# Lesson 7

Inequivalent Equations

• Let’s see what happens when we square each side of an equation.

### 7.1: 2 and -2

What do you notice? What do you wonder?

• $$x^2 = 4$$
• $$x^2 = \text-4$$
• $$(x-2)(x+2)=0$$
• $$x=\sqrt{4}$$

### 7.2: Careful When You Take the Square Root

Tyler was solving this equation:

$$\displaystyle x^2 - 1 = 3$$

He said, “I can add 1 to each side of the equation and it doesn’t change the equation. I get $$x^2 = 4$$.”

1. Priya said, “It does change the equation. It just doesn’t change the solutions!” Then she showed these two graphs.
1. How can you see the solution to the equation $$x^2 - 1 = 3$$ in Figure A?
2. How can you see the solution to the equation $$x^2 = 4$$ in Figure B?
3. Use the graphs to explain why the equations have the same solutions.
2. Tyler said, “Now I can take the square root of each side to get the solution to $$x^2 = 4$$. The square root of $$x^2$$ is $$x$$. The square root of 4 is 2.” He wrote:

\begin{align}x^2 &= 4\\ \sqrt{x^2} &= \sqrt{4} \\ x &= 2 \end{align}

Priya said, “But the graphs show that there are two solutions!” What went wrong?

### 7.3: Another Way to Solve

Han was solving this equation: $$\displaystyle \dfrac{x+3}{2} = 4$$

He said, "I know that half of $$x+3$$ is 4. So $$x+3$$ must be 8, since half of 8 is 4. This means that $$x$$ is 5."

1. Use Han's reasoning to solve this equation: $$(x+3)^2 = 4$$.
2. What advice would you give to someone who was going to solve an equation like $$(x+3)^2 = 4$$?

### 7.4: What Happens When You Square Each Side?

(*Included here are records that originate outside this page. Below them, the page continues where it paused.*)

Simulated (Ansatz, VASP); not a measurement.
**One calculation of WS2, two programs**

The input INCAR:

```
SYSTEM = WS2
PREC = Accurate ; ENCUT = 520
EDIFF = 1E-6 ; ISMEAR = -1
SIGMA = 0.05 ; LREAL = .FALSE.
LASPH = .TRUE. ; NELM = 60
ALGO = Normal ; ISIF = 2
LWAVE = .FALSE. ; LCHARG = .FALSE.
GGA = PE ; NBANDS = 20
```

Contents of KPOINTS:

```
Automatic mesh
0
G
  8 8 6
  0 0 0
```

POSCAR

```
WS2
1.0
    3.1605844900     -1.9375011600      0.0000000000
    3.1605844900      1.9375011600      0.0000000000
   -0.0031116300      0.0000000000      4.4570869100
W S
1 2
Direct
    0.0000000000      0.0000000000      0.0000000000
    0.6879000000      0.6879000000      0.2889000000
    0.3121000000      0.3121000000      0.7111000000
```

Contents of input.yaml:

Mai was solving this equation: $$\displaystyle \sqrt{x-1} = 3$$

She said, “I can square each side of the equation to get another equation with the same solutions.” Then she wrote:

\begin{align}\sqrt{x-1} &= 3\\ (\sqrt{x-1})^2 &= 3^2 \\ x-1 &= 9 \\ x &= 10 \end{align}

1. Check to see if her solution makes the original equation true.
2. Andre said, “I tried your technique to solve $$\displaystyle \sqrt{x-1} = \text{-} 3$$but it didn’t work.” Why doesn’t it work? Explain or show your reasoning.

### 7.5: Solve These Equations With Square Roots in Them

Find the solution(s) to each of these equations, or explain why there is no solution.

1. $$\sqrt{t + 4} = 3$$
2. $$\text{-}10 = \text{-}\sqrt{a}$$
3. $$\sqrt{3 - w} - 4 = 0$$
4. $$\sqrt{z} + 9 = 0$$

Are there values of $$a$$ and $$b$$ so that the equation $$\sqrt{t + a} = b$$ has more than one solution? Explain your reasoning.

### Summary

Every positive number has two square roots. You can see this by looking at the graph of $$y=x^2$$:

If $$y$$ is a positive number like 4, then we can see that $$y=4$$ crosses the graph in two places, so the equation $$x^2=4$$ will have two solutions, namely, $$\sqrt{4}$$ and $$\text{-}\sqrt{4}$$. This is true for any positive number $$a$$: $$y = a$$ will cross the graph in two places, and $$x^2 = a$$ will have two solutions, $$x= \sqrt{a}$$ and $$x = \text{-}\sqrt{a}$$.

When we have a square root in an equation like $$\sqrt{t} - 6 = 0$$, we can isolate the square root and then square each side:

\begin{align}\sqrt{t} - 6 &= 0\\ \sqrt{t} &= 6\\ t &= 6^2 \\ t &= 36 \end{align}

But sometimes, squaring each side of an equation gives results that aren’t solutions to the original equation. For example:

\begin{align}\sqrt{t} + 6 &= 0\\ \sqrt{t} &= \text-6\\ t &= (\text-6)^2 \\ t &= 36 \end{align}

Note that 36 is not a solution to the original equation, because $$\sqrt{36}+6$$ doesn’t equal 0. In fact, $$\sqrt{t}+6=0$$ has no solutions, because it’s impossible for the sum of two positive numbers to be zero.

Remember: sometimes the new equation has solutions that the old equation doesn’t have. Always check your solutions in the original equation!